The Demographic Case for Investing in Gold
In the minds of financial market bulls, financial assets will always go up in value. After all, they always have, at least in nominal terms. In real terms they’ve often increased in value too, especially stocks. But what happens if, for a period of years or even decades, stocks and bonds decline in value?
The thought of that occurring is inconceivable to many, but it’s not outside the realm of possibility. Remember that many of the gains investors have made so far are only on paper. Those gains aren’t realized until a sale is made. And in order for a sale to be made, there has to be a buyer and a seller. What happens when everyone wants to sell their assets, but there aren’t enough buyers?

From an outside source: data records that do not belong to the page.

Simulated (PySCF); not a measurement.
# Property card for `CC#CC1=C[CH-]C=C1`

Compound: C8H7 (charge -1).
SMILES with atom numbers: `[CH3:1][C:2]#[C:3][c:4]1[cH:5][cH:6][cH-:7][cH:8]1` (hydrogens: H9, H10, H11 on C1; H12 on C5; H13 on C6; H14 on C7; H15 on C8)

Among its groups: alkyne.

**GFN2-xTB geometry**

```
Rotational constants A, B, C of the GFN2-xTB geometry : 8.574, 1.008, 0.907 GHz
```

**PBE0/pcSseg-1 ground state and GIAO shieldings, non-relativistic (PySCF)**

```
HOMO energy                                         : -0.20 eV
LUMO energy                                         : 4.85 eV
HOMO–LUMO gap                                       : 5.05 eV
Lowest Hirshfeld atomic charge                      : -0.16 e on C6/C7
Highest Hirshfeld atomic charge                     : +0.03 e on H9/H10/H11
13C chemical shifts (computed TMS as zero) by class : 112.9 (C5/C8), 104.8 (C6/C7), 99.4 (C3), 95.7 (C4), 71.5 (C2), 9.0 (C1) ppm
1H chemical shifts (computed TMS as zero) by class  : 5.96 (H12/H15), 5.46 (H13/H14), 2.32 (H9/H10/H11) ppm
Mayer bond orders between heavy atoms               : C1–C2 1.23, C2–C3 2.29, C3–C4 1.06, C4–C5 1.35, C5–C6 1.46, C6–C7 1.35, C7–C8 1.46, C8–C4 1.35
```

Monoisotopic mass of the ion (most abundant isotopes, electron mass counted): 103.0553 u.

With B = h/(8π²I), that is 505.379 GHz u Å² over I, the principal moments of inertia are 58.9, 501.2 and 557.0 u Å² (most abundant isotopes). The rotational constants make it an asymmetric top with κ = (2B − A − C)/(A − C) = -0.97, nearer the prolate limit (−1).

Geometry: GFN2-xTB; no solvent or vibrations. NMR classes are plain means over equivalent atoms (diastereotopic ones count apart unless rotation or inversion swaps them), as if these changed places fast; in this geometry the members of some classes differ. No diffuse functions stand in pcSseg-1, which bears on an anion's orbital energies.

For decades, investors have been sure in the knowledge that there will always be buyers for their assets. Growing populations and rising economic well-being have helped drive the prices of stocks and bonds ever higher. But demographic changes throughout the developed world mean that population growth is slowing, and there may not be enough younger buyers of assets to enable current investors and retirees to sell their assets at the prices they hope to achieve.
This demographic problem isn’t a new one, and it isn’t coming by surprise. Its effects won’t be seen instantly, but for those who will be affected by it, it could leave them with far less income in retirement than they expected.
The number one source of retirement income threatened by the demographic shift is Social Security. This isn’t a new problem, either, as over the course of Social Security’s existence, the number of workers supporting each retiree has steadily decreased. Even with millennials now making up the largest demographic cohort, the sheer number of retirees means that there are fewer workers today supporting each Social Security recipient.
While official figures claim that Social Security’s trust fund will run out of money in 2034, recent strains to the system could mean that the fund will run out much sooner than expected. By the end of the decade, Social Security recipients may very well find that they’ll be receiving at most 75-80% of their expected benefits.
There are numerous bond analysts who claim that bonds have benefited from a near 40-year bull market. Certainly, looking at the gradual fall in interest rates over that period of time, that case can be made. But the bull market won’t last forever. With interest rates having been at historic lows for over a decade, they’ll eventually rebound, leading to falling bond prices.
Investors who hold bonds and expect to be able to sell them for income in retirement have to deal with the fact that bond markets are becoming increasingly exhausted with the huge amounts of debt that continue to be created. The federal government alone has created over $3 trillion of unexpected new debt this year, while corporations continue to pile on more and more debt.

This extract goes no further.